Do you want to do a better job — or play a better game of cards? Learn to relax.

Do you want to enjoy a calmer, happier home life with new freedom from worry and fatigue? The answer is the same — learn to relax.

Relaxation is the art of dropping tension. You can do almost everything better if you do it with less tension, by being as relaxed as you possibly can be. For tension is a tightening-up of the nerves and muscles inside of you which makes them respond poorly to the tasks they have to do.

Prolonged tension may affect the body organs, too, and is believed to be responsible, wholly or partially, for many bodily ills — among them heart, stomach and nervous ailments and certain types of high blood pressure. Even our sexual lives can be greatly weakened by tension.

When you are tense, your mind and body are overactive. You bring needless power into action and literally wear yourself out to no purpose. You are apt to feel tired too much of the time, setting in motion a vicious cycle which cheats you of fun in life. Strain and fatigue lower your mental as well as physical resistance so that you become easy prey for all sorts of fears and worries, which in turn create additional tension.

Actually, relaxing is a simple thing. In the truest sense, it means doing nothing at all! Why should people have to learn to do that? The hectic type of life we lead today has made it difficult for a great many people to relax. For one thing, it has surrounded us with so much to do and to get that we may have acquired the habit of always doing or getting — and of being afraid of not doing and not getting.

Even when we think we are relaxing, we are apt to be doing something or worrying about something which makes us tense. We may call it relaxing, for example, when we are playing a quarrelsome game of cards in a tense effort to win, or fighting our way to the mutuels booth at a race track, to place a bet which only tenses us up still more.

When we say we are most relaxed, we might be found in an armchair watching television or listening to the radio and growing tenser by the minute as a murder yarn unfolds.

So we must learn to relax largely because we don’t know what it is like, or how enjoyable it can be. Most of us are so used to tension that we may not even realize when we are all keyed up, wither at work or at play.
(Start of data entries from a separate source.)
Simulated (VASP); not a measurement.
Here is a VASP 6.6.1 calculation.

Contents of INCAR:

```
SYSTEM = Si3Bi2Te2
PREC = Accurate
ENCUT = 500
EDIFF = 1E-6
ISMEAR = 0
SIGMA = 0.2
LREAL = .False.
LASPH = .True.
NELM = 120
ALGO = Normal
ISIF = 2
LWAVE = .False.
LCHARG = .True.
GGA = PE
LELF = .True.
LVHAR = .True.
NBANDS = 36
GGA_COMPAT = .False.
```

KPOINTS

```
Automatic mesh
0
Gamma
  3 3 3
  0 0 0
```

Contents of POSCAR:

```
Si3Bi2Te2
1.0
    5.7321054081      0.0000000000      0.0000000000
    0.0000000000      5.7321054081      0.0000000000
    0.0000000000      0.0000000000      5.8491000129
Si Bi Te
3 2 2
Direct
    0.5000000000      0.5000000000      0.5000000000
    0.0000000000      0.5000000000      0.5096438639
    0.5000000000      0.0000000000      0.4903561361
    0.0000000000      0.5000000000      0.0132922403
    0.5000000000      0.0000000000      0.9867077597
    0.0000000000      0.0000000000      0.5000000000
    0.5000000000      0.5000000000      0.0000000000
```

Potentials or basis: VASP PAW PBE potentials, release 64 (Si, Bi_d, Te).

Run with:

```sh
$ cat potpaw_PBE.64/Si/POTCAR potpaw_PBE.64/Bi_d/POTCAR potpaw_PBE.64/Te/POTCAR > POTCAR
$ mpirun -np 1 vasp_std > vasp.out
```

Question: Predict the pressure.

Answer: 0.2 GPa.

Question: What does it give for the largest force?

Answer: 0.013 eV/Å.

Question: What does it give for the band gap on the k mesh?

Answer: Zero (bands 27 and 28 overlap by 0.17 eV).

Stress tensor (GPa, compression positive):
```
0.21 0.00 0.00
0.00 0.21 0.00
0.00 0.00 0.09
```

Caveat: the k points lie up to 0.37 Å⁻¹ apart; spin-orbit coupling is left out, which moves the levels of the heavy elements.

Tasting the first fruits of real relaxing can prove to be a revelation to you. You can gain a brand-new sense of ease, calm, confidence and serenity that you will want to use more and more in your daily life.

But don’t start with the idea that you have a big job cut out for you. Don’t grit your teeth and say, “I’m going to learn to relax, or else!” There is no effort in relaxing. It is just the opposite. It is a dropping of effort — that is to say of all unnecessary effort.

You are not going to take up relaxing as a burden. Instead, you are going to drop the burden of tension which you have been carrying with you to your work and to your home. The emphasis is not on what you have to do, but on what you don’t have to do. And you are going to enjoy it. So relax!